E-3 Visas Available Now
The U.S. Department of State (DOS) issued a Final Rule effective September 2, 2005 in the Federal Register. The category has requirements with respect to the education of the beneficiary and the job duties to be performed which mirror the H1B requirements. It thus will be helpful in some situations where the H1B otherwise would be the logical category.
The new E-3 visa classification is limited to 10,500 Australian nationals annually. E-3 principal nonimmigrant aliens must be coming to the United States solely to perform services in a “specialty occupation”. This term is used and defined in the Immigration and Nationality Act in the same context as the H1B visa program, and will be interpreted in accordance with the criteria used for H1Bs. To be eligible, the Australian citizen must possess a bachelor's degree or higher (or its equivalent) AND the specialty occupation must require the theoretical and practical application of a body of specialized knowledge.

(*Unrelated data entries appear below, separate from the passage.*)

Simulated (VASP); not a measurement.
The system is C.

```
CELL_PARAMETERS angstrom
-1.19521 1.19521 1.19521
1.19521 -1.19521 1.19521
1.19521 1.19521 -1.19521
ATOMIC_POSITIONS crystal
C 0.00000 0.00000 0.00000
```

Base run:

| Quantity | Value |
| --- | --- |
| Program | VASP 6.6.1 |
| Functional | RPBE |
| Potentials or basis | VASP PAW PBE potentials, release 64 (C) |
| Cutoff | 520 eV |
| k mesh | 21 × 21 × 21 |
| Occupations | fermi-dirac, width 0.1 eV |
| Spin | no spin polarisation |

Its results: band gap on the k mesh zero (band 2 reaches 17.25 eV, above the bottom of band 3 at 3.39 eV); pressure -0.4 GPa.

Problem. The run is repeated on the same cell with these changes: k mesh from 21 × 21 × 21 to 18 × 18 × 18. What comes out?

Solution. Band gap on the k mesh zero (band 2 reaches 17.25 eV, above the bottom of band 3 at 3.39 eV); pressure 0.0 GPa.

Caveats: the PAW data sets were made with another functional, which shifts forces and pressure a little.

The E-3 beneficiary will be able to be accompanied by her or his spouse and child/ren (under 21) when entering the United States. The spouse and child/ren do not need to be Australian nationals. Only the principal foreign national must meet this requirement. In addition, the spouse is eligible to apply for work authorization. This is a significant benefit, not available to many nonimmigrant, dependent spouses. This is an advantage over the H1B, as a dependent H-4 spouse cannot obtain permission to work while in H-4 status. The work performed by the spouse of an E-3 does not have to meet any particular requirements. Additionally, the spouse and child/ren are not counted against the 10,500 annual limit.
E-3 Procedures and Required Documents:
There is no E-3 or H1B-type of petition that needs to be filed with the USCIS for an E-3. The application for the E-3 visa is made at the consulate, similar to the B-1/B-2 or F-1 visa applications that are allowed to be made directly at the consulate. However, the individual should also be prepared to present proof of eligibility for the E-3 category. The U.S. Department of State has issued a list of documents that will be required to establish eligibility for E-3 visa issuance:
• It is necessary to have a U.S. Department of Labor (DOL) certified Labor Condition Application (LCA). The LCA is a form used in connection with H1B cases that reflects the job offer at the appropriate prevailing wage rate. For the time being, the DOL advises that they will accept the Form ETA-9035, used for H1Bs, for the E-3s. This form must be mailed, not approved online, and must have a date after September 2, 2005. The DOL requires that the LCA bear the notation “E-3 -Australia- to be processed” at the top of each page.
• The application must also include proof of academic/other qualifying credentials, such as certified copy of U.S. baccalaureate or higher degree; a certified copy of a foreign equivalent degree, with any necessary translation and evidence of equivalency; or evidence that the applicant possesses education and experience that is equivalent to a U.S. degree.
• There must be proof the individual holds any required license or other professional permission to practice the occupation in the state where s/he intends to work. In some cases, it will be sufficient to show that the applicant will obtain the license within a reasonable time after admission.
• A letter from the employer or other documentation establishing that the applicant will be engaged in qualifying work in a specialty occupation and that the application will be paid the actual or prevailing wage required by INA Section 212(t)(1).
• There must be supporting evidence establishing that the applicant’s stay in the U.S. will be temporary.
In conclusion, the ability to pursue an E-3 will be helpful to those Australian nationals and their prospective employers who missed the H1B cap. It will be preferable to the H1B for many, since there is no petition filing requirement with the USCIS prior to applying for the E-3 visa stamp at the consulate. This saves a substantial amount in filing fees. It may also save a great deal of time, and has the added benefit of not being counted against the H1B cap - often met at or before the start of the USCIS fiscal year.